All queries on the Wikidata query service are currently returning Error 502 (bad gateway).
This was previously reported on [[d:WD:DEV#Query_service_returns_502_Bad_Gateway_for_all_queries]].
All queries on the Wikidata query service are currently returning Error 502 (bad gateway).
This was previously reported on [[d:WD:DEV#Query_service_returns_502_Bad_Gateway_for_all_queries]].
Investigating:
Restart of blazegraph and updater seem to fix the issue, but I need to dig more into this, if only to have better metrics to understand what is happening next time.
WDQS down again. 320K file handles taken by Java processes. More investigation needed.
With updater shutdown, it seems that number of open pipes stays stable at 5-8K. I did not take those measurement long enough to be confident about the correlation, but that's at least an idea. Of course, keeping the updater down is not a solution...
Mentioned in SAL [2016-05-03T17:18:08Z] <gehel> restarting blazegraph on wdqs1002 (T134238)
@Gehel what about unsetting the file descriptor limit for wdqs? If those are due to real use and not fd leaking, I mean.
Previous analysis is mostly wrong. File descriptors seem under control and NOT jumping from 5k to 100k (if that was the case, I would be suspicious to raise the limit that far).
Looks like updater slowly leaking FDs, to the rate of 2-3 FDs per minute. Eventually it causes the leaked ones to accumulate, but for now restarting updater once per day or two would eliminate the problem. I'll try to see where it comes from.
So the FD issue is probably a side issue that was detected because we were looking more closely than usual. The main cause of this outage is most probably a traffic peak as seen in Grafana, made worse by the fact that we run on a single server. If that's really the case, it shows that we run too close to our limit load (peaks are around 2-3x normal load).
@Yurik How much load / how many queries does what was enabled in https://gerrit.wikimedia.org/r/#/c/284091/ 3554c7b6c7137c6e6e6bd77379d0d705f209d118 contribute to the situation?
Probably 0 at the moment - I don't think there are any interactive graphs out there that use sparql yet. Only a few non-interactive samples (btw, there is another bug there - the order of latitude & longitude seemed to have switched.)
I looked into it myself very briefly today (although I'm constantly distracted as I'm at a conference).
When the service via query.wikidata.org is slow or even down, I usually still get very fast responses when querying the server locally (via curl on the host, using the nginx at port 80). I suspect we have a problem where either the nginx is not allowing more than N active workers for the misc web Varnish (but still for other hosts or specifically localhost) or Varnish doesn't want to have more than N open connections to the services, thus lets the other connections wait.

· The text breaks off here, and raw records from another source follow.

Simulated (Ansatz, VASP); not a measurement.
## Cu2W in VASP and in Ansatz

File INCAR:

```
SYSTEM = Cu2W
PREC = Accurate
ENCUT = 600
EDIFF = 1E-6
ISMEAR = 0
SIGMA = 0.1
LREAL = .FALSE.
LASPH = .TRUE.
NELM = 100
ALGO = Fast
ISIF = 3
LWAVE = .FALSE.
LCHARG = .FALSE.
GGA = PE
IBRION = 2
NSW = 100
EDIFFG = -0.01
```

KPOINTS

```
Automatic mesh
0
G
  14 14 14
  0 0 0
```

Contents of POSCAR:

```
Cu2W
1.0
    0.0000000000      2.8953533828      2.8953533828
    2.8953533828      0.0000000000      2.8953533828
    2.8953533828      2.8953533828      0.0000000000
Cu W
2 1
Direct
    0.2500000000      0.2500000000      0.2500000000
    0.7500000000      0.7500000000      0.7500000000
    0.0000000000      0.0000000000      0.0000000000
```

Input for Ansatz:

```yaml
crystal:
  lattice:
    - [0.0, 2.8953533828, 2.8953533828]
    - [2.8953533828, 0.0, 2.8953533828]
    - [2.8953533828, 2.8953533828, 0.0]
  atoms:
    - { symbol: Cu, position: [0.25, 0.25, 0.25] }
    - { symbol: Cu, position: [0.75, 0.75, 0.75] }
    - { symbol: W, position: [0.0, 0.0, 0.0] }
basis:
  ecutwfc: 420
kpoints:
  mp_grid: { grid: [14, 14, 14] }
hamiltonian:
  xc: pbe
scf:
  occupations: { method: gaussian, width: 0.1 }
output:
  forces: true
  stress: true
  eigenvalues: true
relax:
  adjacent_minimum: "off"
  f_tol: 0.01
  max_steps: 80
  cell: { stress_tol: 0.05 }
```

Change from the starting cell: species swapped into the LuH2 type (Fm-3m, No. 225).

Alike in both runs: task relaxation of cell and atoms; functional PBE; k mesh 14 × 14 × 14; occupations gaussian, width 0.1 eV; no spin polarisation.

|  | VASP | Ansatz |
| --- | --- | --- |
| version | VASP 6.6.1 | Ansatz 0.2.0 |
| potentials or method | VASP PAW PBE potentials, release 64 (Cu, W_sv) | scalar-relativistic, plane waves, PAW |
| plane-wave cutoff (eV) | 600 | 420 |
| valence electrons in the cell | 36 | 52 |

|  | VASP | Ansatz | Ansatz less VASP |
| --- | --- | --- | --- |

Random things I see (and have no idea if they are relevant to the issue):
Number of established connections on nginx is low and seem to all be coming from varnish (I checked a sample over a few minutes):
gehel@wdqs1002:/etc/nginx$ sudo netstat -pn | grep 10.64.32.183:80 | grep ESTABLISHED | wc -l 3
Number of connections in TIME_WAIT is coherent with the number of requests seen for the last minute in nginx access.log.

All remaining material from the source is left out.